State Sen. L. Scott Frantz, a Republican, said the proposal would send a chilling effect throughout the investment-management industry in Connecticut that would cause the state’s richest residents to flee for other places with friendlier taxes.
There are about 450 hedge funds in the state, according to the Connecticut Hedge Fund Association.
“Every year there is typically one bill that stands out as the worst in the entire group of 14,000 bills that are introduced,” said Mr. Frantz, who represents Greenwich, the center of the state’s hedge fund industry. “This is a strong candidate.”
Despite the hyperbole in my own headline, this really isn't that big a story, because, as we've been writing here for several years, the Democrats have always used the financial industry and Fairfield County as the state spenders' personal piggy bank, and dig deeper into the motherlode with each succeeding year, as spending continues unchecked.

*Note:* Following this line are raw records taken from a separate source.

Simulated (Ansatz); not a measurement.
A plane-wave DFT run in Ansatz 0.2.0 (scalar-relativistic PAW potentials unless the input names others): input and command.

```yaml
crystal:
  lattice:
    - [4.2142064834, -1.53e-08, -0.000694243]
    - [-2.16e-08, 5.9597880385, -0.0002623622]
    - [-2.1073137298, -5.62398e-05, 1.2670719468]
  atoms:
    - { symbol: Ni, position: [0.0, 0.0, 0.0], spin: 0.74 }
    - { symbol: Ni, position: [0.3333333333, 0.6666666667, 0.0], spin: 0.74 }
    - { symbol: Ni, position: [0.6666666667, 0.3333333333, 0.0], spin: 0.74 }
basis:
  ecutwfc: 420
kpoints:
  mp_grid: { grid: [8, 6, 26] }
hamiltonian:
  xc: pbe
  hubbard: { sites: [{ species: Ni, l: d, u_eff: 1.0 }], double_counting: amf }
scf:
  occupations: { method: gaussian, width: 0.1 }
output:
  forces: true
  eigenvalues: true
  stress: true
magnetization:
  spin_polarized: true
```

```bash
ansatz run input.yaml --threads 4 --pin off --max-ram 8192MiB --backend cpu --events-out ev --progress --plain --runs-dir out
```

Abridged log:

You cut spending or you find new taxes. Cut spending, you lose your base. Raise taxes on people who already aren't voting for you, what have you lost? Until the victims flee your jurisdiction, of course, but that's down the road, and politicians don't have that kind of horizon.
UPDATE: I came across this article about Miss Lindsay Farrell, Connecticut Working Families [sic] organizer from back in 2012, when she and her SIEU colleagues were demanding that GE pay more taxes. Were she to try to hold a similar demonstration today, of course, Miss Farrell would have to travel to Massachusetts.